"What OS you from?" "What?" "'What' aint no OS I ever heard of! They speak Terminal in 'what'?" "What?" "Terminal, motherfucker, do you speak it?"
Well maybe you don't, what happens then? Good question, let's ask the almighty Wiki. Maybe it can answer what a Terminal is? Almighty Wiki, what say ye about Terminal! Deep aussie accent:
A Termi... what now? Ohh, a Terminal! Well a terminal emulator provides an environment for Unix shells, which allows the user to interact with the operating system of any Unix-like computer in a text-based manner through the command line interface to the operating system!
Ok, thanks! You heard the thing. Now back to the point in hand. Along my years as a developer, I have never ever met a more useful tool than the above mentioned Terminal. You can do almost anything with a Terminal. We're referring here to the web related stuff, because can do other stuff also, stuff like playing games, seeing a doctor, watching a movie (hint: telnet) or letting the Terminal talk back to you (If you're into that sort of thing, weirdo!). You can write code and save it, connect remotely to a database and modify it to your hearts desire or you can go as far as never leave the Terminal and build an entire website using it.
Disclaimer: This is not a crash course in Terminal, if you need one of those you can search Wiki's long-lost cousin Google.

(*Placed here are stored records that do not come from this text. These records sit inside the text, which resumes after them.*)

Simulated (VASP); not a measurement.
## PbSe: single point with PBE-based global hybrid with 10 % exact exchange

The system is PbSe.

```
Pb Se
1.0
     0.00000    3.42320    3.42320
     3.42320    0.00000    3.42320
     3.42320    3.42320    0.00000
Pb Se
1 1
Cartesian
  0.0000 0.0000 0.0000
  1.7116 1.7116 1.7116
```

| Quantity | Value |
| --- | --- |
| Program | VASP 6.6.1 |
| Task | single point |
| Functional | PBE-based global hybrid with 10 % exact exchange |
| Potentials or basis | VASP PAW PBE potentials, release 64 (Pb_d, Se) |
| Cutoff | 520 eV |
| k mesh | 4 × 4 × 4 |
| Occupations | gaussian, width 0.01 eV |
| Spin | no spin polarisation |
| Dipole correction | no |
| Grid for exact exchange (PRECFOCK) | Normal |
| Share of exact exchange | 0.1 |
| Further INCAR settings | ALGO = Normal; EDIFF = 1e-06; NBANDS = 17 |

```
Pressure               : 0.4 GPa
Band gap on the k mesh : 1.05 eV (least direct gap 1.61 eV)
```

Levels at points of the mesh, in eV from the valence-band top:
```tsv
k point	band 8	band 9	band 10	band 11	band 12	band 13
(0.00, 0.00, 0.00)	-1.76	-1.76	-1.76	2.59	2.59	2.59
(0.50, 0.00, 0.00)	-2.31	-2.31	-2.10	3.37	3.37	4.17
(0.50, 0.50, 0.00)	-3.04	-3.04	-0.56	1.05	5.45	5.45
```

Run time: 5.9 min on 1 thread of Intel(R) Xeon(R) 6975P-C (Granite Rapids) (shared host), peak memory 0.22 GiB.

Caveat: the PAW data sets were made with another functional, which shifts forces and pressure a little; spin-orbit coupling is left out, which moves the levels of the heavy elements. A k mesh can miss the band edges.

But there is more to this than just fun and games. From my own experience with a Terminal, whether it's a Linux one, a Mac OS one, or even a cloud based one, like the one Koding has, I have found a few commands that every web developer should use or could use to make his/hers life easier. Maybe the most useful command I found is the following one:
grep -r "word" *
Using this command you can search for a word in any file located in the current folder and it's children. So if you're in the root folder, this command will search every nook and cranny for that word, until it finds it. If, for example you're to lazy or you don't have enough time (Because you're to lazy!) to move files around and you have a big project with lots of files, then the following command is here to help. This will move all files from sub-folders to their correspondent parent folder.
mv *.* ..
Ok, these were commands useful on a day-to-day basis, but what if you have your own server and root access to it (hint: Koding offers those for free!). What can you do then? Well there's a simple answer to that question. Let's start from the premise that you have an Apache server. A good, useful command would be the following, for when things get a little out of hand:
sudo service apache2 restart
Because any respectable command starts with a sudo, so does this one. Basically this is the equivalent to the restart button on your old Windows machine, that your grandma' still uses. But what caused the error, that needed you to force choke your machine? This command may come in handy:
sudo tail -n 50 /var/log/apache2/error.log
It displays, in an orderly fashion, what happened to your precious. Having seen what you did wrong to your precious server, you're now heading to the root of all things evil. Your ex's heart? Haha, nice try, but we all know she doesn't have a heart. No, I meant the Apache config file (the source of all that is evil in the world), the one that you can edit using this:
sudo nano /etc/apache2/sites-enabled/default
Pretty straight forward, if I do say so myself. If that didn't do the trick then you can always check with the Sisters of Fate over at:
sudo tail -n 50 /var/log/syslog
and see what went wrong there. And finally to check if your precious is still alive you can use the pulse checking utility:
ping -n 5 www.example.com
I guess that ends our list of useful commands that you could use in a Terminal. But why is a Terminal useful? Well, my opinion is that maybe it gives us more control over the stuff we do. It lets us access the core of our system. It's kind of a gateway to our computer/server's mind, in more laymen terms.
Now don't expect to learn Terminal in a day, but if you do start learning about what it can do and what are the benefits of using one, then remember one thing: With great power comes ... aaa ... penguins? Yeah, penguins are the answer to everything, even a terminal.